Monday, October 23, 2023

The largest tank battle in history began 77 years ago today — here’s how it changed WWII, ( battle of Kursk).

 The largest tank battle in history began 77 years ago today — here’s how it changed WWII, ( battle of Kursk).




German infantryman Raimund Rüffer would never forget the first day of Hitler’s offensive toward the Russian city of Kursk

"Ivan bullets zipped around us; I could hear them flying past my ears. 

I expected to be cut down any moment or blown to smithereens by the shells that slammed about….I heard my old friend Ernst panting seconds before his right arm was torn from his body by an explosion that flung his rifle at my feet. 

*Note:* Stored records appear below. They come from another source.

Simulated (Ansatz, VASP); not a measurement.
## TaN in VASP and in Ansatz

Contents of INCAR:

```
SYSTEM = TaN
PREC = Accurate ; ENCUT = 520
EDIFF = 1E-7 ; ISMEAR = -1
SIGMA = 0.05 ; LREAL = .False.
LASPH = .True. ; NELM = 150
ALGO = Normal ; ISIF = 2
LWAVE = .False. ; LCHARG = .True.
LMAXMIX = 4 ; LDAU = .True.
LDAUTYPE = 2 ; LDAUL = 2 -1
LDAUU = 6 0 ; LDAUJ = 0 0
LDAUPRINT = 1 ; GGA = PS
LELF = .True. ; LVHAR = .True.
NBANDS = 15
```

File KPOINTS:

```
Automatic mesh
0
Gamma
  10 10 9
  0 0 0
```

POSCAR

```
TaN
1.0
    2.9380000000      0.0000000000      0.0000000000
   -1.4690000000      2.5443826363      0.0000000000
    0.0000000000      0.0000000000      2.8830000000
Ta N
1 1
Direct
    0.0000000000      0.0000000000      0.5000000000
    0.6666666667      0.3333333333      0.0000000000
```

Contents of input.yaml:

He whimpered as I moved toward him, but was silent by the time that I was at his side. 

A movement to my right. I twisted to see a camouflaged cover being thrown off a trench. I instinctively yelled a warning, dropped to one knee and squeezed the trigger of my rifle. 

The butt kicked and a round was sent hurtling toward a faceless Soviet soldier. In that same instant I was knocked off my feet as though hit by a heavyweight boxer. A Soviet round had struck me in the shoulder, shattering the bone and leaving me gasping for air."

Soviet tank officer Yevgeny Shkurdalov: “I knocked the first tank out while I was moving along a railroad platform, and literally one hundred meters [328 feet] away I saw a Tiger tank standing on the side that started to fire at our tanks

Apparently it had knocked out a good number of our machines, seeing as how tanks were driving with their sides to it, and it kept firing at their sides. I aimed an armor-piercing shot at it and fired. The tank burst into flames.

 I fired again, and yet more flames.

The crew bailed out, but, for some reason, I wasn’t up to it [to go after them]. I went around the tank, then knocked a T-III and a Panther out.

 When I knocked the Panther out, I got a kind of, you know, a sense of elation, like, look at that—I just did something so heroic.” 

German tank crewman Wilhelm Res: “Suddenly a T-34 broke through and headed right for us. 

Our first radio operator started giving me shells to put into the gun. At this time, our commander above us was shouting ‘Fire! Fire!’ nonstop, because the tank was getting closer; and only after the fourth ‘Fire!’ I heard ‘Thank God!’

“Then, sometime later, we determined that the T-34 had stopped just eight meters [26 feet] from us! Up high on the turret, as if punched in, there was a five-centimeter [2-inch] hole […]. 

The battle lines of both sides had been mixed up with one another. Our tankers had successfully hit the enemy at close range, but they too suffered heavy losses.”

On July 5, 1943, the largest tank battle in history began near the southern city of Kursk.

Over the course of the war, the Soviet lines had bulged into German-held territory near Kursk. This bulge or salient was 250 kilometers long from north to south and 160 kilometers wide. 

The Nazi army planned Operation Citadel to encircle and cut off the Red Army located within the salient and then renew their offensive.

Top commanders such as Erich Von Manstein wanted to attack in May, before the Soviets had time to dig in and reinforce the salient.

 But a nervous and indecisive Hitler decided to postpone Operation Citadel until July, to allow time to deploy his vaunted new Panther, Tiger and Elefant tanks. 

While the big cats lumbered off the railroad cars near the front lines, the Germans managed to amass nearly 800,000 men, 3,000 tanks, 10,000 guns and mortars, and 2,000 aircraft.

 It would be the last time the Germans could concentrate such an attack force (by comparison, at the Battle of the Bulge, the Germans had 400,000 men and 600 tanks). Yet as usual, the Germans were outnumbered. 

They faced 1.9 million Soviet soldiers, 5,000 tanks, 25,000 guns and mortars and more than 3,000 aircraft.

Citadel was a prophetic name for the German offensive. 


The Soviets used the extra time to build an incredibly dense defense system of multiple layers of fortifications, including trenches, bunkers, tank traps and machine gun nests 25 miles deep, as well as minefields that averaged more than 3,000 mines per kilometer.


At the end of the fighting in Kursk, the German forces had suffered 200,000 casualties and lost 500 tanks, while Soviet losses amounted to 860,000 casualties and 1,500 tanks.